I mentioned early that this mailing list could be an issue. For things like getting the right feedback on talk proposals, encouraging talk proposals themselves or just getting people that attend fully involved in engineering the content. Perhaps some people just ignore the mailing list, don't know, is anyone that attended the last ruby manor actually reading this message?

So before I outline my proposed idea, a quick overview of the pain that this aims to improve:

- Not getting all people that attend the conference involved
- To stop getting simple +1, "yeah would love to hear about that" type of feedback
- Not getting enough talk proposals (not related to mailing list but something that needs to be improved)

The answer, yep a webapp, I know Richard mentioned one in a reply to the 'what happens next?' thread. Would love to hear if people think this might help?

Attendees would register, as part of the registration you are encouraged to propose a talk idea, something you are or have worked on? Maybe something you want to know more about?

Others will then be able to view that idea (views are recorded in backend so we can determine things like who viewed to commented ratio).

Others can then vote for or against the idea, with specific sections asking for added context on their response. Attempt to get the right type of feedback.

In order to increase visibility on involvement have the ability to indicate which attendees are contributing and those that aren't. It's hard to present this neatly and automated with the mailing list.

Maybe have the ability to discuss with attendees against that idea so that people can keep talking and getting the talk ready.

Email notifications on activity, feeds, etc to keep people informed.
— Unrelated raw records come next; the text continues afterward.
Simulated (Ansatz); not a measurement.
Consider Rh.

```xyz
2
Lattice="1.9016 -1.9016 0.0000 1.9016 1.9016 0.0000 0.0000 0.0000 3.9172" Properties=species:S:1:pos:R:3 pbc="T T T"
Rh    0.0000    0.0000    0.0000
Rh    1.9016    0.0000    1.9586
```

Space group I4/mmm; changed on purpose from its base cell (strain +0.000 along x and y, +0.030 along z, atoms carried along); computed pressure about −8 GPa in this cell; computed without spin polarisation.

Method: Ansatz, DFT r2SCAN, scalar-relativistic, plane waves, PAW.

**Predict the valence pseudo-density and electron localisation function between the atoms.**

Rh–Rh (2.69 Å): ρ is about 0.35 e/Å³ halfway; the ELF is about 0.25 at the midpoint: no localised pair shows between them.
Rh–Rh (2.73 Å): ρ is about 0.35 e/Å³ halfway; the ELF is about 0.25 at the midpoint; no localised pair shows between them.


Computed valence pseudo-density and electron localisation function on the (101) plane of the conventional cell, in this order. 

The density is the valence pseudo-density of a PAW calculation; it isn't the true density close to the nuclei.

This could be something used before a ruby manor is held, to register interest, generate content and attendees. Then if there is enough content to hold a ruby manor then throw together a cheap venue and do it. This then could be repeated, so the size of the ruby manor would depend on how many talks there are and the number of attendees. Moving from the conventional buy ticket, create schedule to create schedule then be awarded the possibility of buying a ticket.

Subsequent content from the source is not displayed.